Experience Interviewing for an Infrastructure Engineer - Continuous Delivery position

Been a while since I got to write to this blog. Recently, I had the pleasure of interviewing for an Infrastructure Engineer - Continuous Delivery position for a company based in Dallas, Texas. I wanted to pen down my experience while the memory is fresh and possibly help others in the same pursuits.


The first round was the typical HR round where the interviewer requested to know more about my experience in the DevOps / Infrastructure engineering field and gauge my interest in the position / learn about my background. It included a lot of open-ended questions such as can you please explain your role in your current position.


The next round was considerably more interesting and included more pointed questions about my experience in particular tools and working platforms. The interviewer also took the time to explain the role and the need for this position. 


After passing this round, I received a take-home exam, the exam question is as follows:


Hi Srikar,

We're excited to continue our recruiting process with you, and would love to dig into an exercise to further understand your skillset! This practical exercise will give us insight into your analytical, technical, and strategic thinking skills.  

Using the CI tool of your choice, create a CI/CD pipeline to build, test, publish and deploy a Hello World web application (in the language of your choice) that gets deployed to a Kubernetes cluster. You can either use EKS, or just spin up an EC2 instance and use k3s or some other quick deploy tool. If you go that route, make sure we can access the instance when you're done.

Bonus points:

* Use Infrastructure as code wherever possible

* Application can be scaled, preferably automatically, to handle increased loads.

* Changes to the application can be audited and quickly rolled back if needed

Upon completion, we'd like to see whatever code was written, and a brief summary of the tools chosen and why. Once you've gotten a chance to look this over, please use the following credentials to complete:


 This was a very interesting question -> I forked another gentleman's repo and built the following (https://github.com/srikarkc/myfirstapp). 
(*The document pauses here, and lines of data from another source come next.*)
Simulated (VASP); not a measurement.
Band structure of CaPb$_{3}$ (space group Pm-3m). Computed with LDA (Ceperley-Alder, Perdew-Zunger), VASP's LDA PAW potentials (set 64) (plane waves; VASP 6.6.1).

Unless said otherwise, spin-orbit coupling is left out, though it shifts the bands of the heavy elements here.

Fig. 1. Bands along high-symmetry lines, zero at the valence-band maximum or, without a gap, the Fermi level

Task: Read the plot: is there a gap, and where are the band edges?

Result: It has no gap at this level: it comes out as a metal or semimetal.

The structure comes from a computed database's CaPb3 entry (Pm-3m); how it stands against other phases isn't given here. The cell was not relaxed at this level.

It was a very interesting assignment, learned a lot of new things. The final round of the assignment included questioning the choices that I made in the application and how I would improve the application if it were to be in a production environment.


Update - June 29, 2022 -> Unfortunately, due to changing business needs, the position was put on hold and I didn't head back with an offer. While this was disappointing to hear after putting so much time and effort into it, I'm glad I didn't accept the position and then learn about the company's financial hardships. This also provided me a good learning opportunity that I hope to put into practice in further blog posts.